Wednesday, April 16, 2014
My meter of piccolo bridge blank was spent so I needed a new one. Not a meter maybe, but something enough for a few ukes. I shape each bridge a lot after cutting the blank to length, so it could be square in section. But I like having the [extremely] rough section ready, and it saves me the effort of deciding where the grain direction goes each time.
But in keeping with the seemingly low tech approach of the two current builds I decided not to use my mini table saw. So I reached for, ahem, a few hand tools.
A jack plane, a smoothing plane, my giant rip saw, a rabbet plane, a small plow plane and a bullnose shoulder plane.
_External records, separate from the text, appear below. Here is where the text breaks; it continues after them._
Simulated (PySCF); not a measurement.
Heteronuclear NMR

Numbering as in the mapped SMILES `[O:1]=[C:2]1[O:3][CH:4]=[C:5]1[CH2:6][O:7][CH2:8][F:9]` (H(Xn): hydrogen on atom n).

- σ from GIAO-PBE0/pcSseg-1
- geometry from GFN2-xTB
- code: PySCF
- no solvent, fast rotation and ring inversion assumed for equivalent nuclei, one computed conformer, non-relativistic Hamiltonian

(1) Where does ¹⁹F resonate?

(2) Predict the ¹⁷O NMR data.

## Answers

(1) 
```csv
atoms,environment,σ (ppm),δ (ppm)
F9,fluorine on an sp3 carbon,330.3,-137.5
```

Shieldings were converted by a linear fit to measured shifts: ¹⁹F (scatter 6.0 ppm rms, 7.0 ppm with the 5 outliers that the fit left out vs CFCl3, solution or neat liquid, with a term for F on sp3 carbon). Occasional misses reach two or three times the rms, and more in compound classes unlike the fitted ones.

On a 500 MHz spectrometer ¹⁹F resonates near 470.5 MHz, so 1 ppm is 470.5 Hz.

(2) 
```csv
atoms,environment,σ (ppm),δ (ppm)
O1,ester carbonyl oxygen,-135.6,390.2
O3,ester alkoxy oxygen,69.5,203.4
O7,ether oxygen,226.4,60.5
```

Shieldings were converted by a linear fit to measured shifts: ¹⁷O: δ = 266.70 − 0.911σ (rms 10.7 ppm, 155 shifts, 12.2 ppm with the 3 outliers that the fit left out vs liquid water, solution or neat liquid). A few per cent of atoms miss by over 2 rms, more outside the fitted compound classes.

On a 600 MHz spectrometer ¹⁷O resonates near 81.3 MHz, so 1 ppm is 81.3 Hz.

It only took a little longer than it would have with setting up the table saw and use that, and the resulting surfaces are better. I'll rip this double sided bridge blank down the middle and it'll be enough for six piccolos.
Tuesday, April 15, 2014
Wednesday, April 9, 2014
Onwards with the Zero sanding project! (You should be able to see the rest of the posts by clicking the label "zero sanding".)
With the neck joints good and the top and back trimmed on both piccolos I set out to scrape them smooth. Turned out to be quite a challenge, and working with them under my nose I saw divots and small marks I hadn't seen before. And how do you round over edges without sandpaper? After giving it some thought I mixed up some new shellac and gave them a rather heavy wash coat each.
Rather heavy - I slathered it on, all over except for the lower but on the top. I'll get to that after glueing the bridges. Then when the shellac was good and dry I scraped it back with properly sharpened and burnished scrapers. Success, now they're smooth. A combination of sealing the grain and a minor pore fill, and cutting down any raised grain.
But rounding over the edges was still hard. I admit it, I almost caved and reached for some 180 grit...
Say hello to my little friend!
This does the trick.
Then it's time to slot for the frets. I always put shellac on the face of the neck before I do this so the only departure from protocol was coating the rest of the uke before this stage.
Since my piccolos are "island style" with frets directly in the neck I slot the necks with a hand saw and a very nifty jig I made.
The jig is on the uke in the back. The one in the vise is slotted. The jig is held in place with four pieces of 1.6 mm styrene rod that sits in holes drilled in the neck. After sawing I put a drop of glue in the holes and cut the rods flush and voilá, instant fret markers.
Last pic to give you an idea of the surface as of now. Goodnight!